Is it possible to answer the question “what may it be” in the framework of the theoretical ideas already developed in the history of quantum mechanics? Probably, the answer is yes. It is by analogy with Dirac’s initial strange physics-philosophical solution of the negative energy states of the newly discovered relativistic Dirac equation.

    Dirac suggested that there exists a sea of negative energy electrons completely ‘packed’ in the spirit of Pauli’s exclusion principle, and that the ubiquitous many-electron negative energy sea is not observable in physics, it is a quantum state of physical ‘vacuum’ by definition. Observable are only positive energy electrons beyond the vacuum and also holes (unoccupied negative energy states) in the vacuum. Since vacuum is unobservable, the perceived by observers physical events are the ones described by that formal scheme after math subtraction of the negative energy vacuum - one positive energy electron in the first case, and one positive energy positron in the second case. This initially weird approach is later developed in a consistent particle-antiparticle quantum field theory -- Dirac’s idea of unobservable sea of negative energy electrons was the crazy enough initial breakthrough to the physical truths of antiparticles.  

    By analogy, the appropriate solution to the mentioned above Einstein problem may be the Dirac-Pauli vacuum of negative energy Fermi-particles: electrons, etc. In particular, one positive energy electron should be considered existing not in emptiness, but in a Dirac vacuum. According to Pauli’s quantum identity principle, the positive energy electron and the negative energy electron sea are one topological invariant under particle exchange quantum system without physical meaning of particular individual particle states in space. In terms of classical physics it means one-particle nonlocality; in quantum physics terms it means one whole quantum topological state of identical particles.  

    Thus, the mentioned above ‘something’ that parallels the quantum WF in real 3-space is the ubiquitous negative energy Dirac vacuum plus Pauli’s quantum indistinguishability of equal type particles.

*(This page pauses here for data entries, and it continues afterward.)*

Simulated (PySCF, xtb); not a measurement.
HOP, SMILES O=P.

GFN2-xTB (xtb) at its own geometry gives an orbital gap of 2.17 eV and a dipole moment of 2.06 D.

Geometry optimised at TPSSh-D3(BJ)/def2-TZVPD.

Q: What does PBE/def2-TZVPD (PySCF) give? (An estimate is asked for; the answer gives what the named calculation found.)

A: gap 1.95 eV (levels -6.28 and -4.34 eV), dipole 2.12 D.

    After subtraction of the Dirac vacuum, the possible classical description (not complete) of a positive energy electron emerges, but with a new substantial contradictory metaphor – it is not local in 3-space, which is a reminder that inner particle physics is quantum mechanics, not classical one.

    The outlined relation between quantum mechanics and classical physics and geometry may describe many different basic phenomena in quantum mechanics such as nonlocal particle interpretation by WF, wave function collapse, entanglement nonlocality etc.